Wednesday, October 15, 2008

"Distinguishing Text from Graphics in On-line Handwritten Ink"

by Christopher M. Bishop, Markus Svensen, Geoffrey E. Hinton

Summary

This paper introduces an approach to classify strokes into text or graphics (non-text). It tries to combine stroke-based feature with temporal information in computing probabilities.

For each stroke, 11 features are extracted, then a total least squares (TLS) model is fitted to the stroke. The stroke is divided into fragments at points with local mixima curvature and TLS is applied again to the largest resulting fragment. Features are: 1) stroke arc length, 2) total absolute curvature, 3) main direction given by TLS, 4) length-width ratio of TLS fit, 5) total number of fragments found in the stroke, 6) arc length of the largest fragment, 7) total absolute curvature of the largest fragment, 8) main direction of the largest fragment, 9) length of long side of bounding rectangle of the largest fragment. Features 6-9 are based on the assumption that indeed large largest fragment (may include the entire stroke) with high length-to-width TLS ratio indicates a graphics stroke. Multilayer perceptron (MLP) model is trained with these features. Probability p(tn|xn) is calculated. Since the distribution is biased towards text, adjusting objective function used for fitting the model can solve the problem.

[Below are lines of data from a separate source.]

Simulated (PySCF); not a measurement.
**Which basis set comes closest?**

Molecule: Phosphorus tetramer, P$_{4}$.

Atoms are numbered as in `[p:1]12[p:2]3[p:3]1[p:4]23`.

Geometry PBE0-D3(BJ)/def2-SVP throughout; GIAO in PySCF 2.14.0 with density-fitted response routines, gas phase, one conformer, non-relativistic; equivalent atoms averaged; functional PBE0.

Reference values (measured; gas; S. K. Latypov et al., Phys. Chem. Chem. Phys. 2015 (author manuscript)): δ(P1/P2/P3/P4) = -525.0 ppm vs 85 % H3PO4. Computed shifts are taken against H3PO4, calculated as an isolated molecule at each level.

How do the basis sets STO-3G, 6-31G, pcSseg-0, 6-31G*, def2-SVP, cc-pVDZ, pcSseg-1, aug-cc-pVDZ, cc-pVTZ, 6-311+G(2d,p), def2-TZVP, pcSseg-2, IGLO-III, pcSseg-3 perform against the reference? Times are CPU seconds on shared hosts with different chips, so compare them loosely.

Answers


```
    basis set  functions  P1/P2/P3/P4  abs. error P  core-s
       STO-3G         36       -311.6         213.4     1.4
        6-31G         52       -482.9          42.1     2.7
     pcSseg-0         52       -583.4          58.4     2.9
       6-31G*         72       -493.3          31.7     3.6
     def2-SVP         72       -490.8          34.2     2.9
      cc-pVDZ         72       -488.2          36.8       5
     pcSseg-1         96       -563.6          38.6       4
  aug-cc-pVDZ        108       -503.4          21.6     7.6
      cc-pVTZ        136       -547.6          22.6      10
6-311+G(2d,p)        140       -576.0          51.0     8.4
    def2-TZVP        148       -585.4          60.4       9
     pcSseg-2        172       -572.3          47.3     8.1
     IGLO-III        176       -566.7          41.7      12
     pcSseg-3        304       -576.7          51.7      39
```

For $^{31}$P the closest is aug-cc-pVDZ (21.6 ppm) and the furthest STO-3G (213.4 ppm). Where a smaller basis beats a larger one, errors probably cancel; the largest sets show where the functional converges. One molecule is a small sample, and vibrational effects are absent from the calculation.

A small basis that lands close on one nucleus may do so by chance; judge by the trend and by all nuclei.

Next, the temporal context is used to achieve better performance. The identity of successive strokes will tend to be correlated (text stroke followed by text stroke, graphics stroke followed by graphics stroke.) p(t1=1) = 0.5467, and a Hidden Markov Model (uni-partite HMM) of p(tn|tn-1) is built from the training data. Then p(tn|xn) of the discriminative model and p(tn|tn-1) are combined.

Finally, gap information is also incorporated (characteristics of gap between two text strokes and gap between a text stroke are different.) Features are: 1) logarithm of the difference of the pen-down times for the surrounding strokes, 2) x- and y- differences of the pen-down location for the surrounding strokes, and 3) x- and y- differences of the pen-up location of the preceding stroke and the pen-down location of the following stroke. Thus, labels (tn = tn+1) and (tn != tn+1) can be assigned (bi-partite HMM).

Accuracy on Cambridge data was 91.49%, and accuracy on Redmond data was 96.71% (22.64% graphics strokes are classified as text strokes).


Discussion

This is a text vs. shape paper. It tries to classify strokes into text or graphics based on features of the strokes as well as on the context. The result shows that the rate of misclassifying graphics strokes into text strokes is relatively high. The HMM may not be helpful in sketches with frequent text-graphics switches.

1 comment:

Daniel said...

Yeah, though they even adjusted for the bias of text over graphics, it still seems that a few text recognition features need to be brought to this stage instead of just trying to guess the user's intent from timing and gaps.